Universal Fault-Tolerant Quantum Computation Across Stabilizer Codes
Details
🍕 6:00–6:15 PM – Pizza & Social
🧠6:15–7:15 PM – Presentation
🍻 7:15–7:45 PM – Social
Description
Fault-tolerant quantum computation enables quantum computations to be carried out while resisting unwanted noise, but implementing a universal logical gate set remains a challenge. Stabilizer codes provide robust error protection, but each code supports only a limited family of native fault-tolerant logical gates, requiring additional techniques—such as code concatenation, code switching, or magic state distillation—to access non-native operations. These techniques can be costly, nondeterministic, and often tailored to specific codes or architectures.

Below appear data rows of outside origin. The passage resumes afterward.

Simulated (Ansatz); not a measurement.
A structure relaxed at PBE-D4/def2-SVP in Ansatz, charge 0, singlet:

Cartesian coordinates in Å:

In this talk, we present a stabilizer code-generic framework for universal fault-tolerant quantum computation based on ancilla mediation: ancillary registers are used strictly for communication and gate transformation without storing data themselves. By leveraging helper codes—most notably the generalized Shor code and its Hadamard dual—along with mid-circuit measurements, the framework enables deterministic implementations of logical Clifford and T gates that do not consume ancilla registers and do not modify the underlying data code or register. We will outline the key constructions (including controlled-flip primitives, stabilizer-generic Hadamards, and Z-rotations), discuss validation and resource overhead considerations, and highlight how stabilizer-generic gates enable communication between heterogeneous stabilizer encodings.
Speaker
Nicholas Papadopoulos grew up in Avon, CT and received a B.A. in computer science at Boston University in 2016. He worked professionally as a software engineer in the fields of bioinformatics, high-security transportation, and quantum computing/networking before pursuing higher education at the University of Colorado Boulder in 2021. He is currently a research assistant in the computer science department at the University of Colorado Boulder with interests in quantum computing algorithms. He is the author of a paper describing a protocol to increase eavesdropping detection during quantum key distribution, increasing cryptography security, as well as a paper describing a family of algorithms containing Ramsey interferometry and Quantum Phase Estimation, bridging the gap between these two seemingly distinct algorithms.